Another interesting thing about how Roundup works is that it’s a relatively slow-acting, systemic herbicide. Think of it this way: good translocation takes time. So, because it takes a week to 10 days to fully move through the plant, glyphosate is extremely reliable when it comes to controlling weeds.


Q: Why do growers like Roundup?

A: Oh, so many reasons! Here are just a few:

  • Non-selective. As a non-selective herbicide, Roundup has one of the widest weed spectrums available today. Grass or broadleaf weeds, annual or perennial – it doesn’t matter, Roundup can take care of most weed problems
  • Easy to use. Roundup is easy to mix and easy to apply. Its concentrated formulation allows for easier handling and covers more acres with less product (compared to generics2).
  • Effective. Unsurpassed, consistent weed control, even in tough growing conditions.

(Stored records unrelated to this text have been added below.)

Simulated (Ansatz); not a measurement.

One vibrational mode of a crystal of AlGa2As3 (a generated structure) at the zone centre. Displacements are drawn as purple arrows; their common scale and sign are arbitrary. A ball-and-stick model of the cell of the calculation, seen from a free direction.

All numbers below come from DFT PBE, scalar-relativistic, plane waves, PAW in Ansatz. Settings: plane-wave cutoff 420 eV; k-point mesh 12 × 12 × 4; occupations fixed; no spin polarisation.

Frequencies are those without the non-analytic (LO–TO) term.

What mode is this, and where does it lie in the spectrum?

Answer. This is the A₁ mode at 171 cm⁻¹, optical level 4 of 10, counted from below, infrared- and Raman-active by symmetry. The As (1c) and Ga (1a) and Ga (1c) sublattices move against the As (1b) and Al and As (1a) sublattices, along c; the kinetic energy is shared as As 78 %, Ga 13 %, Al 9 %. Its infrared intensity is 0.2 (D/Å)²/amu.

Q: How many weeds does Roundup control, and what are the toughest ones?

A: That depends on whether you’re using a Roundup Ready® canola system or not. If you’re using Roundup WeatherMAX® or Roundup Transorb® HC for pre- or post-burndown, there are over 70 annual and perennial weed species on the label.

The new TruFlex canola with Roundup Ready technology controls 51 weed species (24 more than the Roundup Ready® canola system), including some of the toughest for canola growers, like wild buckwheat, cleavers, thistles and dandelion.


Q: What are the benefits of TruFlex canola with Roundup Ready technology?

A: TruFlex canola with Roundup Ready technology allows for greater flexibility in spray timing and rates. Farmers can choose to make two sequential applications or one single application, depending on field conditions. This gives you a much wider application window where you can successfully go after late flushes of weeds. Using Roundup WeatherMAX, you’re looking at:


  • 0.67 litres per acre (sequential applications)
  • 1.33 litres per acre (single application)


  • Cotyledon to first flower (sequential application)
  • Cotyledon to 6-leaf (single application)


Q: What is the product’s rainfastness?

A: Roundup WeatherMAX is backed by our 30-Minute Rainfast Guarantee, and Roundup Transorb® HC is backed by our 60-Minute Rainfast Guarantee.


Q: What’s the current state of glyphosate resistance in Canada?

A: In Western Canada, glyphosate-resistant kochia was first reported in 2011. In Eastern Canada, glyphosate resistance has been documented in Canada fleabane, common ragweed, and waterhemp. Resistant waterhemp has also been found in southern Manitoba.


Q: What should I do to prevent glyphosate resistance developing in my fields?

A: Herbicide group rotation and using multiple, effective modes of action are critical to delaying and managing the onset of resistance – to any herbicide. Keep good records and be sure to scout fields post-application to check product performance and make note of any escapes. Other cultural weed control methods can also be effective in the management of herbicide resistance.


Q: Where can I find out more about herbicide resistance?

A: There are many online resources on herbicide resistance, including government websites. But a good place to start is Bayer’s site. This is a one-stop shop of information that covers everything resistance. And we mean everything – from understanding herbicide groups and the evolution of resistance, to the financial impact of the problem, to practical management tools for your farm plus a list of resources that will help you be the best resistance manager you can be.


Q: How do I get the best performance from my Roundup herbicide?

A: Like most herbicides, Roundup works best on small, actively growing weeds.

The weeds need to be actively growing in order for the glyphosate to effectively translocate through the plant. And the smaller the weeds are the better because small plants push the herbicide through faster. Spraying when it’s too cold (4C) or too hot (30C) is not recommended as plants tend to shut down in these temperatures and don’t properly absorb the active ingredient or effectively move it through its tissues.